Fiduciary Duties and Creditors?

Difficult economic times frequently generate unanticipated questions and challenges for a corporation and its creditors.  One unanticipated question may include if or when fiduciary duties should be extended to a corporation’s creditors.

While it is well-recognized that officers and directors owe fiduciary duties to shareholders and the corporation, whether those fiduciary duties extend to a corporation’s creditors is less certain.  Generally, the law extends fiduciary duties to creditors when a corporation becomes insolvent—commonly meaning the corporation cannot pay its debts as they become due.  What if, however, the corporation is not yet insolvent but heading towards insolvency, also known as operating in the “zone of insolvency?”

Currently, the law regarding whether fiduciary duties are owed to creditors when a corporation is operating in the “zone of insolvency” is less settled.  A large concern held by creditors and generated by the “zone of insolvency” is that shareholders and directors who are about to wind up with nothing because they know the corporation is heading towards insolvency may take unreasonable gambles with corporate assets that otherwise would have gone to the creditors upon dissolution of the corporation.  If fiduciary duties are owed to creditors while a corporation is operating in the “zone of insolvency,” the theory is that a corporation will be less likely to gamble big.  While many courts have hinted that fiduciary duties exist when a corporation enters the “zone of insolvency,” the issue remains largely undecided.

Creditors can take steps to protect themselves from the risks presented when a corporation operates in the “zone of insolvency.”  For example, creditors can negotiate and implement safeguards by placing limitations on corporate behavior, such as restricting the types of projects in which the firm may invest or conditioning when it may invest.  Similarly, a creditor could negotiate for a share of the up-side that may be realized in various projects, such as through convertible debt securities.  In addition, corporate governance restrictions could be applied, such as limits on certain expenditures.

Just as creditors can take steps to protect themselves, corporations also can initiate steps to protect themselves.  For example, a corporation can document in minutes and memoranda the corporation’s good faith exercise of its business judgment in all actions designed to prolong the life of the corporation, increase its debt, or extend terms.  Likewise, before decisions are made, officers and directors can and should become thoroughly educated on the corporation’s financial condition.

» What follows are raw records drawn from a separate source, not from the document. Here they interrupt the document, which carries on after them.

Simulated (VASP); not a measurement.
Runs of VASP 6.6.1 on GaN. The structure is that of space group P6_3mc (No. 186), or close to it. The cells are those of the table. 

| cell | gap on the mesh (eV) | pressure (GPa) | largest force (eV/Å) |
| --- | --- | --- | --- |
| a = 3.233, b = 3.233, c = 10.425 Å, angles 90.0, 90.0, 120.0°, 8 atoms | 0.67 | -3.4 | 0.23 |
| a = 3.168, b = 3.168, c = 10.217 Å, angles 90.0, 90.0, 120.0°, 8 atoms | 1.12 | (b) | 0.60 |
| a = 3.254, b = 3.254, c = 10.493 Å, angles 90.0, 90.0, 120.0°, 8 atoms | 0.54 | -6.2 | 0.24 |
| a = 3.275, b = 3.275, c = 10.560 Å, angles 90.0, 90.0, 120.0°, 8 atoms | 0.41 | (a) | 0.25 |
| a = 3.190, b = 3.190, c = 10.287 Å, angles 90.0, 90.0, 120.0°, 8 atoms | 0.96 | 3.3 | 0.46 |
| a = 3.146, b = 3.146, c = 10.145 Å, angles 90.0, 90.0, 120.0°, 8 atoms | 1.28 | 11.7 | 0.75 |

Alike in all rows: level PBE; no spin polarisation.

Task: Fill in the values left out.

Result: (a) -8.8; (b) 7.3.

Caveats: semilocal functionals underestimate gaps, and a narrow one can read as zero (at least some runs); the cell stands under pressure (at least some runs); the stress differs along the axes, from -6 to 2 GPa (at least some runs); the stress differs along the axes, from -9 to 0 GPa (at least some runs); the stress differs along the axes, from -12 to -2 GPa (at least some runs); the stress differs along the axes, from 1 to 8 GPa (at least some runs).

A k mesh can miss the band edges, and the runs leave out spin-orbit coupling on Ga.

Innovative Litigation, L.L.C., as owner and host of this site, and Matthew McKinney as the author (acting on behalf of and through Innovative Litigation, L.L.C.) cannot and does not warrant the accuracy or reliability of the information presented on or through this site.  The law can and does change over time and the information contained herein may not reflect the most recent laws – whether statutory law, administrative law, case law, constitutional law, or otherwise.  The information on this website does not constitute legal advice and readers should not rely on it to solve problems or other matters.  Further, you should seek licensed counsel in the appropriate legal jurisdiction before taking any action.  Any information provided on this site is presented “As Is” for your personal curiosity and enjoyment.  It is not meant to be relied upon for legal advice, counsel, or for any other purposes.  Such information does not take the place of a lawyer.  Rules and laws differ by jurisdiction and the information contained within this website may not apply in your jurisdiction.  The appearance of articles, listings, or ads, by or for professionals, on this site, does not constitute an endorsement.  In all cases, you are responsible for determining the quality of services, information, and/or advice provided by professionals through, or as a consequence of, your use of this site.  Neither liability nor responsibility shall arise to any person or entity with respect to loss or damage caused (or alleged to be caused), directly or indirectly, by information posted on this website, or by reason of contact with a professional listed on, or posting information to, this site.  No attorney-client relationship is formed by viewing this website and practice is limited to jurisdiction where lawyers are admitted.  The information furnished on the website is only general and not a substitute for personalized legal advice.   Legal advice cannot be given without full consideration of all relevant information relating to the individual(s) situation.  Laws can change daily and new laws may, and likely will, affect the accuracy of the information herein.  The information herein may be outdated and replaced by new law.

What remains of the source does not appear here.